This column is a departure from my usual focus on economics,
transportation and
public policy issues, but took me into a fascinating subject
and local
government's bureaucratic response.
 
>LOCAL BUREAUCRATS FIGHT WAR ON BEES
>By Rick Cole
>
>Pesticides, pollution and parasites have wiped out 90% of the nation's
>honeybees.  Some local bureaucrats are trying to wipe out the rest.
>
>Like most flowers and plants in our gardens, honeybees aren't native to the
>Southland.  Yet as nature's most prolific and efficient pollinators, they're
>a vital part of urban ecology.  We depend on them for both flowering gardens
>and backyard vegetables.  The nationwide honeybee shortage threatens more
>than our urban landscape, it also jeopardizes commercial crops that provide
>one-third of our diet.  Because of this, says Auburn University Professor
>James Tew, "honeybees should not be killed except when absolutely necessary."
>
>But in the City of Pasadena, honeybees are officially outlawed, according to
>Mel Lim of the city's health department.  "Our policy is to eradicate the
>bees," Lim declares. "They're a threat to public health."
>
>Why is the City of Roses fighting a war against honeybees?  Perhaps you've
>heard that bees can sting.  This is not news to most of us.  Nor a threat to
>most of us.  But out of a  thousand people, one or two are violently allergic
>to bee stings and risk death from shock if not immediately treated.

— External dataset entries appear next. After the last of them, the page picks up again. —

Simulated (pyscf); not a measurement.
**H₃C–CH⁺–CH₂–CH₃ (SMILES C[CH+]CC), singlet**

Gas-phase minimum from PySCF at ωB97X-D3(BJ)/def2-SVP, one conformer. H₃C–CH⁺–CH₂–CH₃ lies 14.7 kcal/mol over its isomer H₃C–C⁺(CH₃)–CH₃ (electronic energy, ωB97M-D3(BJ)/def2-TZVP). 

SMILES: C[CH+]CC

> Therefore, Lim declares, honeybees are deemed to be "dangerous insects."
>
>In practice, Lim says, city staff won't go after "a few bees in the garden."
> But beehives, domestic or wild, are strictly forbidden, even on private
>property.  Last month, city crews and trucks assisted professional beekeepers
>in removing a beehive from high up in one of the majestic street trees in my
>neighborhood.  The operation and clean-up, which took two days, must have
>cost the city several hundred dollars.  Ironically, the beehive had gone
>unnoticed by most neighbors for more than a year until the disturbance
>unleashed a buzz of bewildered bees.  No stings were reported.
>
>An estimated fifty thousand bees were carted off.  The stragglers were
>exterminated.  But while local gardens may suffer significantly, public
>health will not be enhanced at all.  As any bureaucrat who reads their kid's
>World Book would discover, besides honeybees, there are 20,000 other species
>of bees, bumblebees, yellow jackets, hornets and wasps.  None make honey, but
>they all have stingers.
>
>Lim defends the city's honeybee eradication policy, however, citing the
>potential future threat from "Africanized" honeybees, the so-called "killer
>bees" of tabloid newspaper fame.  The "African" honeybee is slightly larger
>than the "European" honeybee we're used to, although its sting is no more
>powerful.  Their fierce reputation comes from a higher sensitivity to
>disturbances to their hives.  Once aroused, hundreds may pursue a human or
>pet.
>
>African honeybees were accidentally released in this hemisphere in the late
>Fifties in Brazil.  They've been slowly spreading northward, crossbreeding
>with local European honeybees despite forty years of massive international
>efforts to halt their advance.  "All our efforts have probably just slowed
>the pace," admits Dr. Mark Shelton, Dean of the College of Agriculture at Cal
>Poly San Luis Obispo.  "Africanized" honeybees are now established in
>Arizona, Texas and New Mexico and recently entered California.
>
>Bee experts scoff at Lim's excuse that wiping out European honeybee colonies
>will slow the entry of Africanized bees.  Unlike their more vulnerable
>European cousins, the African honeybees seem maddeningly invulnerable.  Dr.
>Mussen notes that in Tucson, five years after the Africanized bees first
>arrived, 27 commercial bee removal services have sprung up and "there is no
>shortage of bees there."  The threat from Africanized honeybees is real, but
>exaggerated.  Nationwide, insect bites from everything from hornets to fire
>ants produce fewer than 100 fatalities a year.  So far, no American has died
>from an attack by the "killer bees."  The danger, when they eventually
>establish themselves locally, will rank a little lower than the risk of being
>struck by lightning.
>
>Out of touch with scientific reality, Pasadena's war on honeybees is also out
>of step with Los Angeles County policy.  Mike Pearson, who worked fifteen
>years as the bee inspector for the County Agricultural Commission, says "bees
>are quite beneficial to plant communities as well as humans."  While he
>allows that "unmanaged colonies can pose a problem," Pearson insists "we need
>to provide space for honeybees."  The county, he says, encourages beekeeping
>to promote agriculture.
>
>In a city that prides itself on both its lush flora and its scientific
>prowess, will the bureaucrats continue their expensive and irrational war on
>honeybees?  Of course.  Bees don't vote.  And voters?  Bureaucrats think they
>don't care.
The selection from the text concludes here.